The Armourer’s House is Rosemary Sutcliff’s third book. Later, she called her early children’s books ‘too cosy and too sweet,’ a comment echoed by later critics. If that is true, then why did various episodes always make me cry? ‘Cosy and sweet’ was not what my eight-year-old self thought.

There are a number of episodes of almost unbearable poignancy; as when Tamsyn says goodbye to her childhood home and Sibbly the Cook, ‘now crying in the back kitchen with her apron over her head.’ I really felt for Tamsyn as she ‘managed not to cling to Uncle Martin when he stopped hugging her and lifted her up to the pillion saddle’ of the horse belonging to her unknown Uncle Gideon, the armourer, who will take her back with him to London.

I just loved the tall Tudor building with the upper floors sticking out over the lover ones. Note the helmet over the door to indicate that this house was where armour was made.

Rosemary Sutcliff gets across the trauma of Tamsyn’s heart-break, her homesickness, her bravery and her utter loneliness. By the time they get to London, ‘she was so stiff and cold and tired and unhappy that she hardly knew where she was.’ This, for me, has the ring of absolute truth; Rosemary Sutcliff, had been there, she knew what she was talking about. It still makes me cry.

And what Tamsyn thinks of her new home, with her four new cousins, and nowhere she can be private, also rings true. ‘She wasn’t used to living with a family at all and there were a lot of things about that she hated.’ Like having to share a bed with Beatrix, who’s three years older; like not being able to be alone; and she can’t even cry herself to sleep because Beatrix would know about it. ‘Cosy’ it isn’t.

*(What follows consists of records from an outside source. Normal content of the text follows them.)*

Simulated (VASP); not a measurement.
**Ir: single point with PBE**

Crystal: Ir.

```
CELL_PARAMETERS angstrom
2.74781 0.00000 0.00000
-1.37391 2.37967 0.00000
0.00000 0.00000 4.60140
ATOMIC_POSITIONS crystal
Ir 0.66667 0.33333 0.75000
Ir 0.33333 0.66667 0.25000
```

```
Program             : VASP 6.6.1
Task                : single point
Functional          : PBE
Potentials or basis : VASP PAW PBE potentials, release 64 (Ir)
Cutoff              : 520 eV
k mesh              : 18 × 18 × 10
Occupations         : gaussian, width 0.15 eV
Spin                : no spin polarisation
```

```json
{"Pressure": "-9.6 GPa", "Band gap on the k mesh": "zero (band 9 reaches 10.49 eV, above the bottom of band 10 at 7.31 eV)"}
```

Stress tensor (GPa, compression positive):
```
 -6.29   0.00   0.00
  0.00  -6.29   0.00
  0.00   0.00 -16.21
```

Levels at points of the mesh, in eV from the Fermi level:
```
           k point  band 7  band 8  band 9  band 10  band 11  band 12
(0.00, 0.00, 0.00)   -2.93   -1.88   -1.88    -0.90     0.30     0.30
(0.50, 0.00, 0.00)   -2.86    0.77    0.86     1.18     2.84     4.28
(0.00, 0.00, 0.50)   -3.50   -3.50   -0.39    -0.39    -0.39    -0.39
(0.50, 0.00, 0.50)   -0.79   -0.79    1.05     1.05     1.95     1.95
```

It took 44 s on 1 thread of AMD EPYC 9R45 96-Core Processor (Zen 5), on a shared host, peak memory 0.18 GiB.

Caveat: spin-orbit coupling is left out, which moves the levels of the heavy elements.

Tamsyn and Piers have a make-believe adventure fighting a Spanish galleon

Walter Hodges’ illustrations, too, are an absolute delight. I loved the meticulous details of life in Tudor London – later, I realized that he’d been studying Wenceslas Hollar’s engravings of London before the Great Fire of 1666. They complemented the book perfectly and they, too, became part of my inner landscape.

The Armourer’s House helped to foster my love of history and of art, and was a huge support to me, emotionally. I have much to thank Rosemary Sutcliff for.

Do you have a favourite book?

Illustrations from The Armourer’s House’ by C Walter Hodges

 

 

 

 

 

5 Comments leave one →
  1. Buzz About Books permalink
    March 10, 2017 7:21 pm

    A really interesting post and what Fantastic illustrations! I haven’t really decided on what was my favourite book when young, but I loved “Ballet Shoes”, “Swallows and Amazons” and other books in that series. The only historical story I can remember was “Shadow of the King” by Frank Cox. I was also introduced to quite a few French stories. “Les Malheurs de Sophie” was about a naughty cousin visiting practically perfect cousins. I quite liked naughty Sophie. Odette Elliott

  2. Rachel Summerson permalink
    March 10, 2017 10:27 pm

    Thank you for your comment, Odette. I, too, loved ‘Ballet Shoes’, and, in a way, it counted as Historical for me. Though it was not, of course, a historical when it was first written in 1936.

    I hated ‘Swallows and Amazons’! Getting cold and wet in boats was my idea of hell. Some well-meaning aunt gave me a copy for Christmas and it said on the back, ‘If your child doesn’t love this book – send for the doctor’! I thought they meant it – so I never dared say that I didn’t like it – so I kept getting given other A Ransome books!

  3. Buzz About Books permalink
    March 11, 2017 11:56 am

    A very interesting post, Rachel, which made me want to read this book!
    If I had to pick just one book that I read and re-read I guess it would be “Little women”. But my main memory is of consuming books by the yard (or two at a time which was all my library ticket allowed). I chomped my way through the collected works of Enid Blyton and a series called “The Bobbsey Twins” by Laura Lee Hope. Recently I found one of the Bobbsey Twins books in a flea market, and it produced in my stomach exactly the same pop of excitement and relief at ‘acquring’ a new title that I used to have in the junior school library way back then.

  4. Rachel Summerson permalink
    March 11, 2017 6:59 pm

    Thank you for your comment. I, too, loved ‘Little Women’ and the others in the series.

    And I do agree with you about borrowing library books! I loved Elizabeth Goudge, Joan Selby Lowndes, and Lorna Hill’s ballet books.

    There were a lot of 19th century children’s historical novels at home – like ‘Children of the New Forest’ and ‘Kidnapped’ which I also enjoyed.

  5. Buzz About Books permalink
    April 8, 2017 2:49 pm

    I loved Rosemary Sutcliffe as a child and her name still has the power to thrill me. I think she wrote so convincingly about other periods in history that she allowed me to fulfil a very important fantasy of mine, namely to travel in time.